For all of you procrastinators and Facebook addicts, there is a cure! KeepMeOut.com is the answer to your prayers (or your worst nightmare, depending how you look at it). KeepMeOut.com helps you stay off these addicting websites by creating an alternative link for you to use to access the website. If you click on the link more often than you should during your set amount of time, you will get a message telling you that you have to wait.

For example, if you tell KeepMeOut.com to only let you check Facebook three times each hour, it will let you onto the website three times. However, on your fourth time, you will get a notification that instructs you to wait the remaining 52 minutes before your hour is up. (I admit it, I check Facebook at least three times every eight minutes…especially during finals week.)

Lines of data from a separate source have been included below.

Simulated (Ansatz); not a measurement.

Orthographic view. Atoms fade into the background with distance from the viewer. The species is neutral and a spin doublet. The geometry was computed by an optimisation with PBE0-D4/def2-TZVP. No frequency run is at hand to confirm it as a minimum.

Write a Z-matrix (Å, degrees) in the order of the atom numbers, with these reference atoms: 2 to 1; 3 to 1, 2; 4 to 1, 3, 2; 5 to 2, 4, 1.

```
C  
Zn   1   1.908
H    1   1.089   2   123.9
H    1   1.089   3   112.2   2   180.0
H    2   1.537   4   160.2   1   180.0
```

You can use KeepMeOut.com for any website you want. The way that the website works is that it creates an alias link for your favorite websites. When you use this alias, your visits to the website are monitored and restricted, if necessary. It’s the perfect tool for a procrastinator with little self-control. Trust me, I know: it worked perfectly last night when I was writing my 10-page paper that was due this morning!
So to all my fellow finals-suffers, do yourself a favor: remove the extra temptations to avoid your studies, and use KeepMeOut.com. Hey, look on the bright side, there’s only a few weeks of self-restraint and time management left before winter break!